Despite the challenges, the PE industry is thriving and will likely continue to do so, delivering impressive results in the short term while dramatically outperforming public markets in the long term. But how?
How can private equity (PE) firms continue to prosper in today’s high-multiple, hyper-competitive deal landscape? That’s the challenge of creating value through transactions. Successful PE firms are leveraging advantaged deal flow to succeed in a world where old-school proprietary deal flow no longer exists.
• Global growth remains sluggish
• PE firms are sitting on a record-high amount of cash, estimated at roughly $700 billion. That’s a lot of dry powder, resulting in intense competition for attractive assets and high multiples
• Stock markets are soaring, providing public companies with cheap currency for acquisitions and adding to the already crowded pool of potential buyers
• Increasingly, the assets that come to market have already undergone the transformation from family ownership to professional management, leaving less hidden value for buyers
• Historically low interest rates suggest that future refinancing on more favorable terms is highly unlikely
• Finally, we live in an increasingly unstable world defined by political unrest and frequent economic shocks, further compounding systemic risk
And yet, despite these challenges, the PE industry is thriving and will likely continue to do so, delivering impressive results in the short term while dramatically outperforming public markets in the long term.

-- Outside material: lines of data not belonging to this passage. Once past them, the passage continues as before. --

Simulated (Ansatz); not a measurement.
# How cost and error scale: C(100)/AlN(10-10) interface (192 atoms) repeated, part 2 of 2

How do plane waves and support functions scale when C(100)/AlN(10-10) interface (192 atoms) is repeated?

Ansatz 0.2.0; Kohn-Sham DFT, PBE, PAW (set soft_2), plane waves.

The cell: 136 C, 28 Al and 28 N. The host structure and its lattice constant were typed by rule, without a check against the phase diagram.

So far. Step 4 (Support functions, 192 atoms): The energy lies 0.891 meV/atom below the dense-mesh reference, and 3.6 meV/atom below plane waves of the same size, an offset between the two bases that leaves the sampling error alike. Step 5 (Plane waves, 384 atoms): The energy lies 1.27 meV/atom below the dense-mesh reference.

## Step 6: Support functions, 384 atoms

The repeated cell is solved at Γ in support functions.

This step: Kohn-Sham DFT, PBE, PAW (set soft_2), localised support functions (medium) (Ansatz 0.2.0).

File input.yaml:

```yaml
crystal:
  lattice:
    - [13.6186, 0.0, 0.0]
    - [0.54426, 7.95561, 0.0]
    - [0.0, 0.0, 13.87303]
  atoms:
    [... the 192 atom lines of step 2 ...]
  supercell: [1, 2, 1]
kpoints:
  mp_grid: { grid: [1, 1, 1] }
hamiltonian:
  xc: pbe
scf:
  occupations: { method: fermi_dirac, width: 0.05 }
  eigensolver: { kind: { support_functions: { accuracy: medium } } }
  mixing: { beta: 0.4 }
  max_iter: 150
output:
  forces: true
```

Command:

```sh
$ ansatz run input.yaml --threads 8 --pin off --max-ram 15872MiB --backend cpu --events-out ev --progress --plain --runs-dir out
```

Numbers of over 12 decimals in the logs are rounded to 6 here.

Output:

So what are the best PE firms doing to deliver stellar returns? From our study of a number of successful PE transactions, we observe that one key ingredient is advantaged deal flow, executed in one or several of the following ways:
• Choosing a winning sector early in its development
• Buying and building from a smaller platform
• Leveraging knowledge developed from owned and divested assets
• Deploying superior management
• Targeting underperforming companies
• Performing equity carve-outs of orphan divisions of large corporations
Let’s examine these six strategies one by one:
1. Choosing a winning sector early in its development. Self-evident, perhaps, but winning PE firms make understanding the future their focus. They develop an investment thesis based on an emerging trend or a looming regulatory shift. Next, they identify a strategic segment within the larger market that stands to benefit disproportionately in the new environment. Invest in the right platform and the upside potential is twofold: market growth and company development.
2. Buying and building from a smaller platform. Look for a quality target that may be missing key ingredients and also presenting opportunities to grow, organically or by acquisition. That could be a company with a solid domestic market presence, for instance, but without international markets. Or one that’s small but offers entry into a market that’s ripe for consolidation.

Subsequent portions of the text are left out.